By Jim Smith
GRAYLING – Tucked away, yet in plain sight, on the corner of Michigan Avenue and Norway Street in Grayling is a red caboose. This hold over from days long past announces the residence of the Crawford County Historical Society and Museum.
Established as a non-profit in 1972, the museum is in the old railway depot, and several adjacent outbuildings that house the history of the settlement of the community originally known as Crawford Station. The main part of the historic collection is contained in the original railway depot that was built when the lumberjack was king in Northern Michigan.
Grayling was one of the collection centers for much of the logging done in the northern part of our state.
There are still many remnants of the early narrow gauge trains that reached into the forest to fetch logs to the mills. The Sailing-Hanson lumber company was one of the most active lumber processors shipping vast amounts of finished lumber as far as Chicago and the East Coast.

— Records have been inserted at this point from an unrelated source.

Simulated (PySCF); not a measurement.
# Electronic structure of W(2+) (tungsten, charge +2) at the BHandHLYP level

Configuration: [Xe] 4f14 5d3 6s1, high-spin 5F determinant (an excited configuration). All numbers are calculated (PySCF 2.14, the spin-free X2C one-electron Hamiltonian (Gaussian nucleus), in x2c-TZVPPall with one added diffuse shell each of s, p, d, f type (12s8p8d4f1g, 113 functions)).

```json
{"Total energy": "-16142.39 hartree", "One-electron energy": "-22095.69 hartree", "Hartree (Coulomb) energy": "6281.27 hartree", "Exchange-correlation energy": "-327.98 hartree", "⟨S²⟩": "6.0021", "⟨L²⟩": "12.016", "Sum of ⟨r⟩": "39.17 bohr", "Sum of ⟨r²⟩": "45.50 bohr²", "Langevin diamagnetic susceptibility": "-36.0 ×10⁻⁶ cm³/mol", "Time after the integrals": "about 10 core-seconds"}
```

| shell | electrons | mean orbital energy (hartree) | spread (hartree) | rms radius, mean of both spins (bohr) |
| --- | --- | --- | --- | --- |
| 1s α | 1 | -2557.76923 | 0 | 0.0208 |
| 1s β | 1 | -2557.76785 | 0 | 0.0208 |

The museum was fortunate in recently acquiring the furniture and many original documents from the Sailing-Hanson Lumber Company and the hope is to recreate at least a portion of the original office as a permanent display. The Society’s major project for this year has been the salvation of the structure that houses the County’s military history from the Civil War on. This building is one of the oldest still standing structures in Grayling. It was built in 1883. It has stood on at least three locations in Grayling and has served as a school house, township office and a library.
Last year a new metal roof was applied. This year’s goal was to install vinyl siding and trim to the building’s exterior. Thanks to the timely generosity of several donors, including the Grayling Promotional Association, that project is scheduled to be completed in time for the canoe races. Concurrent with the exterior renovation, one of the museum Directors, who served in Viet Nam, has undertaken the task of completely re-constructing the displays to more clearly describe the part played by Crawford County volunteers from the Civil War through World Wars 1 and II, Korea, Viet Nam on into the Gulf Wars in all branches of service including the National Guard. This task will be ongoing for the rest of the summer but visitors are still invited to stick their heads in the door and share the members’ enthusiasm for this project.
There have been numerous other donations received this season including some antique railway hardware that reach back to the lumbering days. One particularly unique artifact is an eighteen inch wide bronze locomotive bell that is alleged to have come from a logging railway that ran from Deward to Alba. The Museum is open from 10 a.m. to 4 p.m. on Thursdays, Fridays and Saturdays as long as volunteers are available. The Museum also hosts school groups and other visitors by appointment. It is located on Michigan Avenue by the rail road tracks and just across from the Court House.